Yet the toughest part has nothing to do with having the guts to go forward. It is in having the patience to wait. Nothing is more difficult than having to wait. And waiting is often tough because of one word that has, with time, taken on a very negative connotation. That one word is “postponement.”
Postponement is one of the least respected words in the English language and rarely do you see the world use it in a positive way. Yet often, postponement is exactly what, in hindsight, is most appropriate.
Of course, there are plenty of situations where you might think postponement is the best action to take. Yet rarely do you put things off, simply because society hates and disrespects postponement. Why is that?
According to Mr. Dictionary, postponement means to put something off to a later time or to defer. It also means to place something after, in order of importance or estimation; to subordinate.
So, “to place in order of importance” also can be seen as being synonymous with being organized or being on top of things. And to “subordinate” can often times mean “to sacrifice” or to put others first. So, in that context, rather than being a villain, postponement might be considered a heroic act.

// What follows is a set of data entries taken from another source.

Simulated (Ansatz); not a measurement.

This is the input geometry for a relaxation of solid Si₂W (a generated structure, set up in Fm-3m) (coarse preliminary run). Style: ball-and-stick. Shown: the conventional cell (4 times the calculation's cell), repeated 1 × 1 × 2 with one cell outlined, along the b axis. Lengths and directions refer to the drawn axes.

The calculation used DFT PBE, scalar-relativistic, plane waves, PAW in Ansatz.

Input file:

James Rohn, the American entrepreneur, author and motivational speaker once said: “Happiness is not something you postpone for the future; it is something you design for the present.” In that context, the word "postpone" is being used in a negative context.
Meanwhile, Tertullian, a prolific early Christian author from Carthage, in the Roman province of Africa once said: “Indeed, it is better to postpone, lest either we complete too little by hurrying, or wander too long in completing it.”
Tertullian is speaking of postponement in a positive way, saying that we should use it to delay things so that we might be able to savor them or better use our situation.
In other words, we should not rush through something, lest we not enjoy it and, in that way, postponement can be an ally. But then he adds that we should not wander too long in completing it, either.
Somewhere, too, in all of that, is a hint at what the apostle Paul said in the Bible in Philippians 4:11: “Not that I speak from want, for I have learned to be content in whatever circumstances I am.”
That’s really the most difficult thing in life, isn’t it? To be content in whatever circumstance.
And yet, to be content in every circumstance, there is still one thing that you must do. You still must “go for it.”